Gyaincain Norbu (Gyaltsen Norbu), the 11th Panchen Lama appointed by Chinese authorities to nullify the Dalai Lama’s selection has been appointed president of the regional branch of Buddhist Association of China (BAC) in Tibet Autonomous Region (TAR).
On 22 June this year, Wu Yingjie, the Chinese Communist Party Secretary of TAR met with the newly elected members of the BAC’s TAR branch, a party controlled supervisory organ on Buddhism in People’s Republic of China.
In his address, Wu highlighted the major priority areas of China’s religious policy the prominent among which are the requirement to “follow party guidelines, deepen the spirit of patriotism in Tibetan Buddhism, hold the banner high to oppose separatism, prevent foreign infiltration, and strive hard to adapt religion to socialist society.”
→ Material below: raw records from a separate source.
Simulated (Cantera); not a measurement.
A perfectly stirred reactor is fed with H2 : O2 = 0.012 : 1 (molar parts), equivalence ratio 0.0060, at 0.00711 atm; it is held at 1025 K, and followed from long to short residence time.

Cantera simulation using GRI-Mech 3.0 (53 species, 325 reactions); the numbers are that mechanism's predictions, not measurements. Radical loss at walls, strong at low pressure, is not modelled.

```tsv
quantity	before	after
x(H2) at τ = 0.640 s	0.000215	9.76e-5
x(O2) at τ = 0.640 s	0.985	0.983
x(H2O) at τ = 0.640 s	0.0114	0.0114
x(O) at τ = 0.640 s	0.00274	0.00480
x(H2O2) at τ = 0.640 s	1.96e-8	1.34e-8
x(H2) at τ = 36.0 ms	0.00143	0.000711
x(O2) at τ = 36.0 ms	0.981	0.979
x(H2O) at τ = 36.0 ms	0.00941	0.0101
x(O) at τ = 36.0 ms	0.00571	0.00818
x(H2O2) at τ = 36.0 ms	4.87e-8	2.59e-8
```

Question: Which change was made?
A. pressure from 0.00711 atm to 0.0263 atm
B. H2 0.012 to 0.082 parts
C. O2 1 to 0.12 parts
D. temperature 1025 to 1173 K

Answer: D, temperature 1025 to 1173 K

The atheist Chinese state has long attempted to manage and control religion to the extent of including provisions on religious freedom in its constitution. However, the constitutional provisions exist alongside an intricate system of religious administration that sets the policy on the definition, scope, and character of religious activity and criminalise so-called abnormal or superstitious religious activities. The state-approved administrative organisations and associations such as the Religious Affairs Bureaus (RAB) and BAC act as state agents responsible for interpreting and adapting the teachings of Buddhism into party’s religious policy. In Tibet, the BAC has built new Buddhist institutes and colleges to cultivate patriotic Buddhist monks and nuns including reincarnated lamas.
The BAC is a patriotic organization controlled by the party’s United Front Work Department. Founded in 1953 in Beijing, its members, mostly prominent Buddhists and intellectuals, were responsible for educating the local Buddhist communities on state policy and reporting information to the state about what Buddhists were thinking. In 1957, the BAC established branches at all levels of governments. Both BAC and RAB have always been under the authority of United Front Work Department (UFWD). The members of BAC are usually state bureaucrats, clergy, and establishment intellectuals that adhere to the party’s religious policy.
The accession of China-appointed Panchen Lama to the post of the BAC’s TAR regional branch occurs in the shadow of UFWD assuming near absolute control over religious affairs at all levels of government. In one of the signs that the party is returning to its totalitarian roots, the UFWD has been granted an elevated status to manage the party’s relations with religious believers at least since last year. Reminiscent of the 1940s, the UFWD now controls all religious affairs through its religious and ethnic affairs bureau.
A Pew Research Center survey estimates some 245 million Buddhists in China, around 18% of the total national population while another 21% of Chinese adhere to folk religions that often incorporate Buddhist beliefs. Buddhism has been growing fast in China as more Chinese are drawn to the spiritual teachings of highly charismatic Tibetan monks and nuns. Many Chinese Buddhists use the internet to spread their faith as they are unable to form organisations due to the requirement of various documents. Some accuse the government of going against the constitutional provisions by using the repressive state machinery to impose party’s ideology of Marxism-Leninism on the citizens.
The appointment of Gyaincain Norbu, who is also a member of the Standing Committee of the National Committee of the Chinese People’s Political Consultative Conference (CPPCC) largely reflects China’s efforts to raise the profile of its choice of Panchen Lama as a countervailing force against the global popularity of the current Dalai Lama. Most importantly, China needs Gyaincain Norbu to control and manipulate the reincarnation of the current Dalai Lama.
The rising profile of Gyaincain Norbu has done little to silence the growing calls for the release of Gedhun Choekyi Nyima, the Dalai Lama’s selection of the Panchen Lama, who had been disappeared by the Chinese government agents in May 1995. Gedhun Choekyi Nyima has not been seen or heard since. Although China has provided conflicting information on his whereabouts and wellbeing, it has not been backed by verifiable evidence.
The Tibetan Centre for Human Rights and Democracy (TCHRD) calls on the Chinese party-state to cease using religion as a political tool and discontinue the sinister policy of infiltrating and co-opting the Tibetan clergy to advance its agenda of suppressing and undermining the role of religion as an integral part of Tibetan society and culture. TCHRD reiterates its call for the immediate and unconditional release of Gedhun Choekyi Nyima from captivity and the restoration of all of his human rights.